Trapped in Manhattan: Remembering 9/11

“On this day 10 years ago, America would be changed forever…. And so would I.”
     Just two days earlier, on September 9th, Michael Jordan would host a charity event in Charlotte, North Carolina. Twenty-four hours later on the eve of America’s most catastrophic day, Michael Jackson would entertain a private audience in Manhattan, NY. Life was going on as usual and I was experiencing the bright lights of New York City for the first time. Excited to see the “Big Apple” for a brief moment, I remember thinking that my future had endless possibilities and was a bright as I wanted to be. It was something about the charge of energy that hung in the air that night. Returning to my Midtown hotel room, I showered and then laid  down to rest peacefully in the comforts of my Waldorf Astoria bed. 

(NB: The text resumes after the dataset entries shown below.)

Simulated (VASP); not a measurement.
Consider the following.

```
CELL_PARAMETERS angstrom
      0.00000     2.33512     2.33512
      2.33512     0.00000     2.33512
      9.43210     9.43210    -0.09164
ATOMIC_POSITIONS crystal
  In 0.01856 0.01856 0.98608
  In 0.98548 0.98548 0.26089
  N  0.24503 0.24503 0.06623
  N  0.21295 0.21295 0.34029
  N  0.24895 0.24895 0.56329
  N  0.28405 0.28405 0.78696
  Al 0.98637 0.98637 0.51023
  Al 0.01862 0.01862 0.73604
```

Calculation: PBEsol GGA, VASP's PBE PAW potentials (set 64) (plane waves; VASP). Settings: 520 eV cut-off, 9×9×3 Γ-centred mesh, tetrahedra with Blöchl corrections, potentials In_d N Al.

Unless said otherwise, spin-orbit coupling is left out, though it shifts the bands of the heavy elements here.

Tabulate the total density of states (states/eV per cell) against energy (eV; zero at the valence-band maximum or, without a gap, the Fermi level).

     As the moon and sun switched places, my friends, which would include NBA Allstar Champ Cedric Ceballos and his companion, would head to the JFK Intl airport for an early flight cross country. I lay comfortably asleep in my room until I awoke to utter chaos. The phones were ringing off the hook. Before panic and fear set in, I began reaching out to my family as they were desperately trying to reach me. It seemed somehow all of Dallas knew that I was there, possibly in harms way. After hours of dialing and getting many busy signals, finally the first sign of unity showed her face. A well connected associated of mine back in Dallas managed to link me up with a then upcoming super model named “Tiffany”. She, not knowing anything about me, set out on her bicycle and rode over 45 blocks in what seemed like a battle zone. We would park her bike in my room, while we set out on foot. Tiffany and I bonded as we shared heart wrenching tears and hugs. She showed me how to get to the ferries considering they may have been my only resort of escaping of what resembled an island on fire.
     The most erie feeling of all was having the ability to walk and stand in the middle of vacated New York City streets. Just two months shy of my 20th birthday, a range of emotions evoked a solace look on my face that would stay with me over the next 4 days. The destruction that took place on that beautiful morning, redesigned and tugged at the heart strings of a nation. More particularly, in an instance it changed a city that was known for rudeness and it’s fast pace. I’d never been offered so many bottles of free water and slices of pizza. People looked at you in your eyes and cared about what you were feeling. 

     A somber and quiet New York stood still into the night hours as the brave men and women began digging through the mountains of rubble looking for any sign of life that may have been trapped beneath the ruins. After spending a sleepless night in the city. The next day I managed to make my way back to the ferry and get over to Hoboken where another one of my angels was awaiting. For days on end that seemed like an eternity, I watched the burning malformed New York City skyline from the New Jersey shores of Hoboken for hours at a time. Hanging onto every word that Mayor Rudy Giuliani uttered, strength and anger began to replace the fear and sorrow. I was ready to stand up and do something. As President George W. Bush spoke with his eyes, no matter the political stance, America once again stood shoulder to shoulder united as a great country. That one day would force me to realize just how short life is and how much of a promise it is not. I came to realize that regardless of what happened in my past, it was up to me to dictate  my own future with the grace and guidance of God. 
September 11th, 2001 would FOREVER change my life. This present darkness was no longer an idea, but now a reality. It would be up to us to implement real change that would push us to prevail and remain the great nation that we were. Never forget the 2,977 lives that were lost. Thank you to the brave and fearless beings that protect this great country we call home.